Lifetime annotations guide the borrow checker. Consider the following function (which does not compile, because the borrow checker cannot work out what I mean):

use std::str::FromStr;

fn choose_a_string(which_one: &str, str1: &str, str2: &str) -> &str {
    let choice = bool::from_str(which_one).unwrap_or_else(|_| {
        let num = i32::from_str(which_one).unwrap_or(0);
        num == 0
    });
    if choice {
        str1
    } else {
        str2
    }
}

Without lifetime annotations, it's unclear to the borrow checker what constraints apply to the lifetimes of the references. By adding lifetime annotations, I can make it clear:

fn choose_a_string<'retval>(
    which_one: &'_ str,
    str1: &'retval str,
    str2: &'retval str,
) -> &'retval str {

(Rust Playground with lifetime annotations).

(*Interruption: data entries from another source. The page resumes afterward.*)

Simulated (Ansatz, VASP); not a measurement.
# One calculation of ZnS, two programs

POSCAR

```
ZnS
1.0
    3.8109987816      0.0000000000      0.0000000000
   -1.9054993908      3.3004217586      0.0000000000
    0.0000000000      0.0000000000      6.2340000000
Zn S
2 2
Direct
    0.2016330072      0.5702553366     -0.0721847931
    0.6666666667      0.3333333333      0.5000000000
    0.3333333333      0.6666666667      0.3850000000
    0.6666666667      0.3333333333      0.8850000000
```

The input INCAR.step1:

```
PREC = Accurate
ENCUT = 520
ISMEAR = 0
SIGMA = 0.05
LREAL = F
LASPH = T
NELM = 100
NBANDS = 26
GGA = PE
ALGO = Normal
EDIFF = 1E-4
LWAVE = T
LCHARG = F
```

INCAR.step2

With the added annotations, the borrow checker can see that which_one's lifetime is unrelated to the lifetime of the return value, and that both str1 and str2 need to be valid while the return value is alive.

8 Likes

The borrow checker relies on lifetimes and their constraints. The compiler can't guarantee the references are valid without lifetimes.

Some examples.

4 Likes

That's the exact same thing that restrict does in C. Only Rust does that consistently and thus immediately exposed plenty of bug that also existed in C (just nobody used them and thus nobody cared about them) initially. This tells you everything you need to know about possibility and feasibility of that feature in C/C++.

@farnz and @quinedot :clap: :clap: :clap: :clap: :clap: :clap: :clap: :pray: :pray: :pray: :pray: :pray: :pray: :pray: :pray: :pray: :pray:

Bros, I really respect to both of you. You f*cked the problem that has been plaguing my mind like a splinter for one year. Ownership, moving, borrowing and reference. Probably now I understood all of these and understood relations between these better now.

@khimru Also thanks to you too bro. I haven't any information about restrict feature in C. Actually I have bits of information about C and I see this feature now. Thanks.

Technically compiler may see the whole program and thus deduce everything.

But that would be really miserable experience: you change return a to return b in some low-level crate and, suddenly, get million errors and need to fix thousands lines of code in one go! In hundreds of crates, many of which you haven't even wrote!

Who would be able to use such a language and why?

That's literally direct opposite from normal “divide and conquer” approach that people are usually applying to the programming.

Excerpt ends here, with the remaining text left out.